RHETORICAL QUESTION: Why Do Economists Ignore þe Greatest of All Market Failures?
A rhetorical question...
Trevon D Logan: ’This is actually a deep point DeLong is making: we have not recognized the single largest market failure in the economy. And we rarely talk about it as a market failure at all. The answer: that’s how they wanted it when they sold it to you! Anyone who has seriously thought about equilibrium theory knows that the lack of attention to endowments is pretty shameful. DeLong extends that here to thinking of the weights we apply and why it should encourage, not discourage, redistribution. But we never quite get there…
Ben Boehlert: ’I’m consistently shocked in my undergrad Econ classes how inequality of opportunity almost never comes up. In a world where everyone is perfectly rational, it seems like pretty big deal!…
Brad DeLong: I remember back in the… spring of 1981, I think it was. I asked my professor, William Thomson, visiting from Rochester, roughly this:
The utilitarian social welfare function is Ωu = U(1) + U(2) + U(3)… The competitive market economy maximizes a market social welfare function Ωm = ω(1)U(1) + ω(2)U(2) + ω(3)U(3)…, where the ω(i)s are Negishi weights that are increasing functions of your lifetime wealth W(i)—indeed, if lifetime utility is log wealth, then ω(i)=W(i). Market failures drive wedges between what the economy achieves and what it could achieve. There are massive, massive differences between the Ωu that is the true social welfare function and the function Ωm that the well-working market maximizes.
Why isn’t the unequal distribution of ex ante expected lifetime income—inequality of opportunity—conceptualized by us economists as the greatest of all market failures? And why isn’t the distribution of political power that creates & preserves a property order of unequal wealth seen as the greatest of all “regulatory capture by a special interest group” flaws in the working of society, economy, and the state?"

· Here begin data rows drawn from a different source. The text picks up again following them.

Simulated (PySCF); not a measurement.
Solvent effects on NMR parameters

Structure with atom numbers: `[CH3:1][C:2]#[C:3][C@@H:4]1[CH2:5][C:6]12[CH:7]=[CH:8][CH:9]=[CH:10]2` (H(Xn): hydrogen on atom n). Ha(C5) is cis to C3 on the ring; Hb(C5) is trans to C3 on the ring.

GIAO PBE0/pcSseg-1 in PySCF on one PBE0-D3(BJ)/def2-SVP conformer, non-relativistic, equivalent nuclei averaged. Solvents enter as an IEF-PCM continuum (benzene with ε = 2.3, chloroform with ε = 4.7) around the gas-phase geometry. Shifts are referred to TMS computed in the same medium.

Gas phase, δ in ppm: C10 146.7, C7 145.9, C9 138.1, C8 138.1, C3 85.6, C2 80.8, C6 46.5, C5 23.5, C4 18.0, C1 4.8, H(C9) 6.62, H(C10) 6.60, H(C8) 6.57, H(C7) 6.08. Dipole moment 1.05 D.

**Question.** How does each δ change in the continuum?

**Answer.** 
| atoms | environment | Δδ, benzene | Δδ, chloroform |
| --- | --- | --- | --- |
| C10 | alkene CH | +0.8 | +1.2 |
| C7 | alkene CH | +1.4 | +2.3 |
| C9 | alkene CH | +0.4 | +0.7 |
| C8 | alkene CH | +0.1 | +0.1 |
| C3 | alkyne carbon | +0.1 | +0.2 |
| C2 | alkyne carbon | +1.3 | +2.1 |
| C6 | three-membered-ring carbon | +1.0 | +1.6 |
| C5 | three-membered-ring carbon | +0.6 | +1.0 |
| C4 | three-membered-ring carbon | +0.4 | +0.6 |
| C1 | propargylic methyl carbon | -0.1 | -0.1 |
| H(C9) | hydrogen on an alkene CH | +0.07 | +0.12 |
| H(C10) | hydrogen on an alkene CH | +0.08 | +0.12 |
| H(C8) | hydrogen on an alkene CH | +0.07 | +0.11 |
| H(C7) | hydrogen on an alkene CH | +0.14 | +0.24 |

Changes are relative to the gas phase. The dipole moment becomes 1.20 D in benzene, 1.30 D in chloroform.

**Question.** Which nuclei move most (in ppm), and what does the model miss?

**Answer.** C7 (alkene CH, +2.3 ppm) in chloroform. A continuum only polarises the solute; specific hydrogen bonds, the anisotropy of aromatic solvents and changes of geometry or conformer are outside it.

Thomson did not have a good answer. My other teacher Joe Kalt, however, did. “These Chicago Boys are all right-wing Marxists,” he said:
They buy the Marxian proposition that the state is an executive committee for rigging the economy in the interest of the ruling class. But they think that that is a good thing as long as the ruling class is based on wealth, however previously acquired. All their objections are to those who use some form of societal power other than wealth to try to rig the economy in their interest. And while there is an argument that a wealth-based ruling class is in general best, it is a weak argument.
And do remember that I learned much of my political economy from Richard Musgrave and his TA Manuel Trajtenberg, who explicitly conceptualized public finance as having 3 branches: (1) repairing Pigovian externalities, (2) fiscal policy for full employment, (3) redistribution to shrink all the Negishi weights in the market’s SWF toward one.
The Chicago School underwent an enormous change between the Midwestern Populist days of Henry Simons, for whom private monopoly was the big foe and large inequalities an enormous menace, & the monopoly-tolerant fundraising paradise that Stigler & co. created. This transformation from Simons to Stigler was possible only by “othering” the non-rich by every means possible, so that their low weight in the market’s Negishi-weighted SWF could be dismissed as deserved.
I put it to you that taking the Murray Rothbard Road in race relations—trying to bring to life their anti-New Deal monopoly-tolerant union-busting economic policy agenda by white racism and supremacy, as Frankenstein’s monster was brought to life by the lightning—was a very important part and remains a very important part of that shift away from economics understood as a policy science that attempts to implement a Benthamite or a Millian utilitiarianism that seeks the greatest good of the greatest number.
Brad DeLong: 'Live long, & prosper!' @delong@Undercoverhist @Econ_Marshall I remember back in the... spring of 1981, I think it was. I asked my professor, William Thomson, visiting from Rochester, roughly this: "The utilitarian social welfare function is Ω = U(1) + U(2) + U(3)... The competitive market economy maximizes a market social welfare 1/
(This has been a rhetorical question: I think we all know why almost all neoliberal and further-right economists ignore the greatest of all market failures. I think we know that well.)